I have my doubts that First Aid Kit really are the Swedish starlets they claim to be.

First that sound of pining pedal steel was American Midwest, their songs filled with far too much regret, bitterness and loss for performers so young.

And they were not the humourless, reserved Swedes of lazy stereotype – they were crack-you-up funny with their unaffected in-between song banter reflecting their love of performance and comfort on stage.

And with those golden, harmonious vocals they possess, why shouldn’t the Soderberg sisters revel in their performance?

At Saturday’s gig I counted four goosebump, lump-in-the-throat moments that the siblings induced – during the desperately sad Blue, This Old Routine’s chronicle of a relationship gone stale and during slightly cheesy but heartening closer Emmylou.

Most notably the chills ran up and down the spine during an incredible no-microphone performance of Ghost Town which turned the night towards a 1960s peacenik Love-In.
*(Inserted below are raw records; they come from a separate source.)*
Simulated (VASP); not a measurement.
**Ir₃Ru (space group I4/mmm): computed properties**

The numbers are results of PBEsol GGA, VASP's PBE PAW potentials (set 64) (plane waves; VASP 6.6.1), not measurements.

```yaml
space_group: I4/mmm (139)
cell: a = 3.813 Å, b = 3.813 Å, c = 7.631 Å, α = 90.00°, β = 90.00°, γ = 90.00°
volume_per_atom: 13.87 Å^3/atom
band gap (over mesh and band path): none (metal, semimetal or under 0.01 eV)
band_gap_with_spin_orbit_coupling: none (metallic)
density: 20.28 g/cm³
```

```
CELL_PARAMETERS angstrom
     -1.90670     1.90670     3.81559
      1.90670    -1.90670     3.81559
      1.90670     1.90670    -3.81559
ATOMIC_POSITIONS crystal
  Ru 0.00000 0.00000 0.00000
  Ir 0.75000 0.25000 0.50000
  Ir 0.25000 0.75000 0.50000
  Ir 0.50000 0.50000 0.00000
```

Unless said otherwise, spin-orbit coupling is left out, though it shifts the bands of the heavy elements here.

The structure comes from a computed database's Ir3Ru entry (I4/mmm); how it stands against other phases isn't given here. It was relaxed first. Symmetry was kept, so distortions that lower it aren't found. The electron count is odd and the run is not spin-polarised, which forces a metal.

Stripped down was where they excelled, especially when the heavy reverb drums occasionally reached Phil Collins’ proportions on Stay Gold, although the more upbeat King Of The World and Heaven Knows were welcome shifts in tempo.

Hat tips were doffed to mentor Jack White and similarly intertwined harmonisers Simon And Garfunkel by way of covers as well as a joyous, seemingly spontaneous, a cappella rendition of Abba’s Waterloo.

How could anyone doubt their Swedishness?